By Gayle Putrich
SpaceX's Dragon capsule became the first sucessful commerical space vehicle when it lifted off aboard the California-based compnay's Falcon 9 on mission co-sponsored by NASA and was recovered from its Pacific Ocean splashdown hours later.
The "extremely successful" 8 December mission marked the first time the US space agency launched a commercial vehicle and the first time the Federal Aviation Administration issued alicense to a commercial company to re-enter a spacecraft from orbit and the first flight under a NASA demonstration program helping to develop new commercial vehicles.
The launch, the second for the Falcon 9 two-stage-to-orbit rocket, was intended to prove the structural integrity of the Dragon spacecraft, on-orbit operation, re-entry, descent and splashdown in the Pacific Ocean. And by all accounts, it was a smashing success, particularly for a first outing.
"My mind is blown. There's so much that can go wrong and it all went right," says SpaceX CEO Elon Musk. "I'm sort of in semi-shock. I wish I could be more articulate at moments like this. But it's hard to be articulate with a blown mind."

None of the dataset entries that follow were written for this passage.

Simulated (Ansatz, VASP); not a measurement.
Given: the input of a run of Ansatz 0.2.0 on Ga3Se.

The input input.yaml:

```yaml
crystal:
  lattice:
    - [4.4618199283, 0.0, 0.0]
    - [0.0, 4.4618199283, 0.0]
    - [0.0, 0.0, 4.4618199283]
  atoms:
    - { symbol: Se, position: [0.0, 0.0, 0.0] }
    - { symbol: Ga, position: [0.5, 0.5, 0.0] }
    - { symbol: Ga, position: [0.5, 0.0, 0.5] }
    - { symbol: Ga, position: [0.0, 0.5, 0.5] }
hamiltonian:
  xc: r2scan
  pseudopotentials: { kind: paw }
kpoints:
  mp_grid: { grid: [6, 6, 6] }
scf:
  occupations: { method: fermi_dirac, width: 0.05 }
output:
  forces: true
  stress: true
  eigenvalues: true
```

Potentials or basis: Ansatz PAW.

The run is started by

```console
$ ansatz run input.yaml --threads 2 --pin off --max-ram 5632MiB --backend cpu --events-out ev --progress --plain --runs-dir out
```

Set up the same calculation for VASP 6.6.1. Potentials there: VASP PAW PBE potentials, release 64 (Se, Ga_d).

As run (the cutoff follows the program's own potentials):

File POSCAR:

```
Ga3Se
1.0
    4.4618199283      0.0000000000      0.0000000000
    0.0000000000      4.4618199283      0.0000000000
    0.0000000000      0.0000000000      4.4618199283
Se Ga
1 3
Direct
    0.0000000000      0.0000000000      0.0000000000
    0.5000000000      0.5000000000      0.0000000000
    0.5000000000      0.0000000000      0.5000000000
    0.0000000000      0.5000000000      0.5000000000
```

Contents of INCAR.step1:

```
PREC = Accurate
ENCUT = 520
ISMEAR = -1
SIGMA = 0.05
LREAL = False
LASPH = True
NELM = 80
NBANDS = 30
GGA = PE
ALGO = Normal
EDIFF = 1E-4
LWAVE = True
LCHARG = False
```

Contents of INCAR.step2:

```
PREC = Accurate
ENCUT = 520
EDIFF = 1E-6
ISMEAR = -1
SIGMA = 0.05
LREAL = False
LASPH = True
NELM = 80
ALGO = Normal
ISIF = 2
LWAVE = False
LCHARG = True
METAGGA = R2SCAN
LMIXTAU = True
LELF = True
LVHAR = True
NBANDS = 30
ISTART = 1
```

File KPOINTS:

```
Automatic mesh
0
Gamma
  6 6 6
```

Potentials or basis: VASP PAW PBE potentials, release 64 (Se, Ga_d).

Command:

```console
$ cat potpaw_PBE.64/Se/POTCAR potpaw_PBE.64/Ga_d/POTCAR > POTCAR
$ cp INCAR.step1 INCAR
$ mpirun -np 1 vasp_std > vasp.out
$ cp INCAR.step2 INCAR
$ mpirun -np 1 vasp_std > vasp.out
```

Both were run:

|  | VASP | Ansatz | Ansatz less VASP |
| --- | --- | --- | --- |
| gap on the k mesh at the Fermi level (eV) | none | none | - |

The Falcon 9's nine liquid oxygen and RP-1 kerosene-fueled Merlin engines lifted off with the 48m (157.8ft) rocket from Cape Canaveral in Florida at 10:43 a.m. EST. Nine minutes and 11,000ft later, the second stage, also a Merlin engine, shut down and separated from the Dragon capsule, heading for a 300km (186mi) circular orbit at a 34.5 degree inclination. After two trips around the Earth - which took about two and a half hours - Dragon descended toward the Pacific Ocean at a rate of about 8m per second, hitting its target splashdown location within 800m and one minute of its target time, "which was awesome," says SpaceX president Gwynne Shotwell.
The Dragon capsule contained only an as-yet unidentified gag payload ("If you like Monty Python, you'll love the secret payload," Musk says).
Whatever it was, it had a nice ride. The new heat shield co-developed by NASA Ames Research Center and SpaceX "barely noticed re-entry," the company says, and a steady temperature will easily be maintinaed in the cabin for cargo - even if the cargo is humans, which Musk says is an easy move to make.
"People sometimes thing the difference between a cargo aircraft and putting crew in it requires this enormous amount of magical pixie dust, but that's just not the case," Musk says. "If there people in the cargo bay, they would have had a very nice ride." But before astronauts can ride the Dragon to the space station, an escape system and other safety measures need to be added - and more testing and data analysis needs to be completed.
The mission's only real glitch so far was the fact that it was postponed by a day after cracks were discovered in the nozzle extension of the Falcon 9's second-stage engine. SpaceX traced the problem to a GN2 vent line that "caused flutter of the thinnest portion of the nozzle extension, creating the cracks," the company says. Engineers hand-cut the bottom 1.2m (4ft) of the nozzle extension and diffused the vent. Musk says he believes the rocket could have flown safely without the modification but made the change anyway in the name of caution.
Two more tests are scheduled for 2011, and Musk says SpaceX will be ready for the next mission by mid-year, expanding the flight envelope and possibly even going directly to the space station on the next mission - contingent on NASA's go-ahead, Musk says.
NASA's Commercial Orbital Transportation Services (COTS) programme is aimed at spurring growth in the commercial space industry and facilitating the birth of a private space cargo industry. After the space shuttle fleet's planned retirement in 2011, NASA will otherwise be entirely reliant on the commercial side and the Russian Soyuz programme to deliver supplies and new crews to the International Space Station.
SpaceX holds a $1.6 billion contract with NASA for 12 cargo delivery missions to the International Space Station; rival Orbital Sciences landed a $1.9 billion deal for eight missions and is currently planning a 2011 test flight of its Taurus II rocket and Cygnus spacecraft.
The success of the COTS programme and the spacecraft born out of it would signal a new era in spaceflight - a move toward public-private partnership that could literally and figuratively launch a viable commercial industry.
"This is the first in a new generation of commercial launch systems that will help provide vital support to the International Space Station and may one day carry astronauts into orbit," says NASA administrator Charles Bolden. "This successful demonstration flight is an important milestone in meeting the objectives outlined by President Obama and Congress, and shows how government and industry can leverage expertise and resources to foster a new and vibrant space economy."